Scrimshaw (Whale’s Tooth)
The Scrimshaw (whale’s tooth) represents JFK’s love of the sea and sailing. The purpose of this object is to showcase many different collections of artifacts that demonstrate JFK’s intimate relationship with maritime activities from boyhood through adulthood. The scrimshaw zoom ups from the desk and morphs into a rolled-up, ancient map of Cape Cod. The map unrolls and reveals a number of different “destinations” that each represent a different artifact collection. JFK’s remarks at the Australian Ambassador’s dinner during the America Cup Races in September 1962 begin to play in the background. A model of JFK’s Victura sailboat materializes on the map, docked at the U.S.S. Constitution location. When a user clicks on a map “destination” (red x), the sailboat model travels to that spot, revealing the artifact collection at that location. The user can then browse through the collection and view descriptions of each artifact.
Daily Engagement Calendar
The Daily Engagement Calendar links to a White House Diary, revealing JFK’s daily appointment calendar.

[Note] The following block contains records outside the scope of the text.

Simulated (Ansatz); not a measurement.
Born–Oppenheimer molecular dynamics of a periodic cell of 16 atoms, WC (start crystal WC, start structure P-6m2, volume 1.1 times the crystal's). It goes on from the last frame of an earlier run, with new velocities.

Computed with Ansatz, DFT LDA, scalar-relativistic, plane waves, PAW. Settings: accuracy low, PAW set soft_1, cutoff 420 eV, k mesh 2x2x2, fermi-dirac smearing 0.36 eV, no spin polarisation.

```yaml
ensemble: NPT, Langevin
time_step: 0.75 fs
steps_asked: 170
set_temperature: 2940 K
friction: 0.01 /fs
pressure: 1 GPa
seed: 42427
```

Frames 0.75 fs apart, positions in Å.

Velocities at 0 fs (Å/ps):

The Briefing Folders represent many of the archived scanned documents that are related to JFK’s major domestic agenda and national security issues. When clicked on, the folders zoom up and position themselves at the bottom left and bottom right of the desk. The desk also zooms up close so that only the blotter/desk pad and paper clip/pencil holder are visible. 4 paperclipped packets of documents rise up from each folder. Each packet has an attached note with the title of the category printed on it (e.g. Vietnam, Civil Rights Crisis, etc.). Clicking on one of these packets causes it to zoom up and move to the center of the blotter/desk pad. The paperclip on the selected packet moves into one of the paper clip containers above and the note with the category label moves up to the center top (above the packet). Users can rollover the document packet to “navigate” the image and zoom in on particular sections of the artifact (similar to the product pages on Lee Jeans and Red Envelope websites). They can also click on the lower right of the document to “shuffle” through each of the documents in the packet. Clicking on a different document packet in one of the folders causes the paperclip and note with category label to re-attach to the previously selected packet which then returns to its original position in the folder, while the newly selected packet moves to the center of the desk.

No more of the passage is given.